NEW CANAAN, CONNECTICUT—Lawrence Allen is the retired head of the in-house publishing department at the Museum of Modern Art. He’s also a dedicated Saab guy, who bought his first one (an ’84 three-door, new) when he was 29 but likes to have only one at a time. The current car is a 1993 900 Commemorative Edition coupe, number 48 of 325, with a plaque to prove it.
Lawrence Allen’s 1993 Saab 900CE with Allen on the right and Tim O’Sullivan on the left. (Jim Motavalli photo)
The latest adventure started when a neighbor said to him, “If you love them so much, why don’t you get another one?” The car was tracked down online. Allen’s 900 CE is the nicest I’ve seen, with an uncracked dash top that he drove all the way to Delaware to obtain. The walnut-grain dash that was standard on the CE had to be remade—carefully.
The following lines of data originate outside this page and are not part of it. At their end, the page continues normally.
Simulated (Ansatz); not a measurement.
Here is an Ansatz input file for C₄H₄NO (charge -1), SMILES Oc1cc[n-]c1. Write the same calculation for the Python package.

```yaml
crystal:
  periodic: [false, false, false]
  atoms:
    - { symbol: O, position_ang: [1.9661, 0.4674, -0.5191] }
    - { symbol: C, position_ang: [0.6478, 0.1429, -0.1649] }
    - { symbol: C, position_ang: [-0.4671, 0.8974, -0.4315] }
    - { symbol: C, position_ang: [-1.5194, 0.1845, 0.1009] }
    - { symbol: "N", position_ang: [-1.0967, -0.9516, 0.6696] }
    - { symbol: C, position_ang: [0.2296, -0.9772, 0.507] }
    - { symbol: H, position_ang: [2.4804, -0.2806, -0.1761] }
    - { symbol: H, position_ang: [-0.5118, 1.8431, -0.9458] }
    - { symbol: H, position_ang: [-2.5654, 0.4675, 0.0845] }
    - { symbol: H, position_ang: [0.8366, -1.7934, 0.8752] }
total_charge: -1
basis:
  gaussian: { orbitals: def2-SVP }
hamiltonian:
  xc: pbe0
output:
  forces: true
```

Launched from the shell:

The Saab started out as a California car, sold new by the dealership in Santa Monica for $33,085 (including $24 for the cassette holder still in place). The west coast setting preserved the body and remarkably didn’t dry out the tan leather seats, which are as original. “I’ve spent the last two years trying to simultaneously put it back together and to educate myself.” He cites the kindness of the Connecticut/Massachusetts/Rhode Island Saab community in getting the car to show condition.
Lewis Eig with his “99 Aero” (actually a 1984 99 GL with a 16-valve conversion). (Jim Motavalli photo)
Allen was encountered May 21 on the ground at Caffeine and Carburetors, the truly wonderful and informal old car gathering in New Canaan, Connecticut. These cars and coffee events have caught on across the country—take a look, there’s probably one near you. In a parking lot around the corner I met Lewis Eig, who drove up from northern New Jersey in his 1984 eight-valve 99 GL, an import from the Netherlands, now converted to 16-valve turbo and wearing a fanciful “99 Aero” plate. Eig, whose father started him on Saabs, is a very hands-on guy who also restores Porsches—and plans vintage rallies.
“I’ve had 30 or more Saabs over the years,” Eig said. “I had a little side hustle through high school and college fixing them for cheap. Paid my way through school. Professors with Saabs would give me an easy A. And on my first job, my boss in Ridgefield, Connecticut had a 900 SPG that he couldn’t keep running. I’d bring it home every weekend to make it right. No doubt the Saab connection got me that job and kept me employed during the slow economy of the early 90s.” He regrets selling his silver two-stroke Sonett.
Tim O’Sullivan, a friendly Irishman met on the street, talked about his eight Saabs—and extensive history of working on them in and around Connecticut.
The RV8, rare in the U.S. (Jim Motavalli photo)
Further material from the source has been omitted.